Synopsis from book cover
Mona Jones has been on the run all her life without knowing why. Her parents were murdered when she was a teenager, and now at twenty-one her uncle and protector is dead too. This chain of events compels her to spend time amid a Welsh-speaking community in Moelfre, Anglesey. Here, her Druidic ancestry begins to emerge, though it is spotted more quickly by those around her. She is branded by an enemy Druid and finds herself at the center of a Druid civil war.
“The mark” unleashes Mona's power, but she also has a terrible weakness. She finds herself drawn to the warrior Cai, but they are separated when the community’s fleet is lured out to sea by the threat of an Irish attack. The Welsh Druids are convinced there is a spy in their midst and both Mona and Cai become suspects. When Mona is attacked, her uncontrolled power explodes for a second time. The Druids must decide if she is their saviour or their destroyer.
Hiraeth is a Welsh word that can be translated to mean "a homesickness for a home to which you cannot return, a home which may never have been. It is the nostalgia, the yearning, the grief for the lost places of your past".

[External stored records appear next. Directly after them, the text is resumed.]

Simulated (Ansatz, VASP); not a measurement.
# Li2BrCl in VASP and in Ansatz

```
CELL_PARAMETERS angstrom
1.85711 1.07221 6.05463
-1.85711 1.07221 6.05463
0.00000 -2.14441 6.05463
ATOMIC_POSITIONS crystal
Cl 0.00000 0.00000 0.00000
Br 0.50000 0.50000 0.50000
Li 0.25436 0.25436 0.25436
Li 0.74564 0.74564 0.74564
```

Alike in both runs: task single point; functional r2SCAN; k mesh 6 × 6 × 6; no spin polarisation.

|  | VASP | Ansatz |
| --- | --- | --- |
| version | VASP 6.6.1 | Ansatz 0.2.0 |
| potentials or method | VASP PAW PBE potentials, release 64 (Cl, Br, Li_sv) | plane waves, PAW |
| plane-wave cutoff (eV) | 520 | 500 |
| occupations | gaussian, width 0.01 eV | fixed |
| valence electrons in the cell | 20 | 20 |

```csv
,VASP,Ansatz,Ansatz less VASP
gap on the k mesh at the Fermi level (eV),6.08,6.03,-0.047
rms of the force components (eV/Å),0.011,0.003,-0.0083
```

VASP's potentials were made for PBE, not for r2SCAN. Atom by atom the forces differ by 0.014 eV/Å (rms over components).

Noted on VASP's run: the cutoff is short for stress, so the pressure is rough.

Set in contemporary Britain, Hiraeth chronicles the exploits of Mona Jones from her home in Kent to a hidden world of Druids across the Celtic lands: Wales, Ireland, the Isle of Man, the Scottish Hebrides and Cornwall. These are some of the most beautiful and rugged landscapes on these islands and their remoteness suspends them between the modern world and that of the mid 20th century.
Ynys Môn (Anglesey) plays a central role in this book. Steeped in ancient Celtic tradition and magic, it is here that Mona meets the Welsh-speaking Druids that will alter her life for ever.
The story also explores the issues of cultural and genealogical identity. Mona is sent to Wales in search of family connections, but remains the outsider - a girl from Kent trying to make sense of her new reality in a strange land. “Mona’s modern take on life contrasts sharply with the conservative Druid community.” Liz explained. “Mona is a forceful, independent character bringing a strong sense of female empowerment to the series.”
Intrigued by her Welsh roots, Liz drew from her family connections in Anglesey, and wove them around Celtic themes: the Mabinogion, music, Celtic mythology, history and texts.
The struggle and survival of the Welsh language is a constant refrain in the Hiraeth story. Inspired by the author’s ten-year battle with the language, it has morphed into something of a homage to it. “Learning Welsh has altered the way I think about language.” Liz explained. “When your mouth has to move differently to make a correct sound, it alters your brain. Speaking Welsh is speaking poetry.”
‘Hiraeth a mark – marc’ is the first book of the trilogy, followed by ‘Hiraeth a burden – baich’ and ‘Hiraeth a loss – colled’ next year.
Liz Riley Jones is the pen name of Sam Holland, a sculptor who lives and works in Kent.
It was the sculpture that Sam made of Dic Evans, an RNLI hero from Moelfre, Anglesey that reunited Sam with her family roots on the island.
Thomas Idwal Jones, her grandfather, was one of Dic’s lifelong friends, yet it was a chance phone call from the Moelfre Partnership over ten years ago that took Sam to Anglesey and changed her life.
Inspired by her newfound Celtic roots, Sam started learning Welsh and studying Celtic mythology, history and identity. This work has culminated in the story of Hiraeth - a mixture of personal experience, fantasy and homage to the great Celtic tales of the Mabinogion and the Irish Ulster Cycle.